For distribution, maybe this is fairly obvious, but scaling *up* (not zooming in) is the cool part. You can design something that's 2 inches across on your computer screen and the next week have it printed on a 50-foot banner without compromising image integrity.
Does that clear things up a little?
Edit: I'm not sure if you already knew this, but you can export SVGs from Inkscape into raster formats like PNG if you need to.
DirtDawg
July 28th, 2005, 03:47 PM
For design, you can copy/paste/rotate/scale objects and edit points at will. Any part of your illustration can be reused immediately somewhere else. This is real efficiency, because the transition from artist to editor is made practically seamless.

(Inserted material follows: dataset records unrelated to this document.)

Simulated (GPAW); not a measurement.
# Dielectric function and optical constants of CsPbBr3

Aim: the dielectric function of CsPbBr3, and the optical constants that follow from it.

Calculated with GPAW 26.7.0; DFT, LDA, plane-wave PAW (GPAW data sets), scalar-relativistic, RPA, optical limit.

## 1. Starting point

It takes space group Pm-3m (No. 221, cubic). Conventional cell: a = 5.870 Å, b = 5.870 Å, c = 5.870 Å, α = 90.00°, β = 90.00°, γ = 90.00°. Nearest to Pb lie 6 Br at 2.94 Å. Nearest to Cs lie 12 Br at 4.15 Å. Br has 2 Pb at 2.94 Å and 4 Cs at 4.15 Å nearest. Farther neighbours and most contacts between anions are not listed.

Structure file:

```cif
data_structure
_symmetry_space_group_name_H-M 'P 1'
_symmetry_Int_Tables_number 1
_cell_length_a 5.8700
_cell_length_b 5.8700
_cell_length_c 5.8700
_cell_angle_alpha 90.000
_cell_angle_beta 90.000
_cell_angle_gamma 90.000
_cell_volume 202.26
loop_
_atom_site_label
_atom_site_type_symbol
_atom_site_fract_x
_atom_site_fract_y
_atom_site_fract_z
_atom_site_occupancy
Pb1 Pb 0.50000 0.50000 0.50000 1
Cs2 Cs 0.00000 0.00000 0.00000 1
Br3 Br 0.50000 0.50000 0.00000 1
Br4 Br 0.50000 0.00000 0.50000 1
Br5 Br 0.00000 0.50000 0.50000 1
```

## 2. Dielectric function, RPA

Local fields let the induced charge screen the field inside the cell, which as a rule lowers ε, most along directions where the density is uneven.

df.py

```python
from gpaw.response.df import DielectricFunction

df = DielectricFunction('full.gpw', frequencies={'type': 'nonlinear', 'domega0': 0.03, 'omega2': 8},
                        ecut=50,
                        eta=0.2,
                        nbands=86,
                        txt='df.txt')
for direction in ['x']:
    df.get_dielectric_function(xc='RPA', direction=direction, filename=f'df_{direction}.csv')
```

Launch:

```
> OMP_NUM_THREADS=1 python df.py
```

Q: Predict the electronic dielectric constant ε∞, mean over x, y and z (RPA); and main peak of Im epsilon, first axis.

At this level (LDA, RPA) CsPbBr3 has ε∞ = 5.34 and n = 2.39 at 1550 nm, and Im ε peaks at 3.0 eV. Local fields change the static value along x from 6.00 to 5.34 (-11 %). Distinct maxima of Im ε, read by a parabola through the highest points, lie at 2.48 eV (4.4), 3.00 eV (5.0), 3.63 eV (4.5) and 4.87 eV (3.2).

This is especially true with web design. It would be nice to create just 1 image with the ability for multiple reuse without resizing. The only svg viewer plug-in I've found is from Adobe and I don't think too many people have bothered installing it. These two things have prevented me from using svg files, as incredibly cool as they are.
2 questions:
Is there some reason HTML couldn't one day read vector art without a plug-in?
And:
Is anyone else having trouble getting screenshots of the new Inkscape from the website? It's not working for me and it appears there's a few more tools in the toolbox that I'd like to have a look at.
maruchan
July 28th, 2005, 06:22 PM
Well, as far as Inkscape.org goes, it looks like they're having problems with their site.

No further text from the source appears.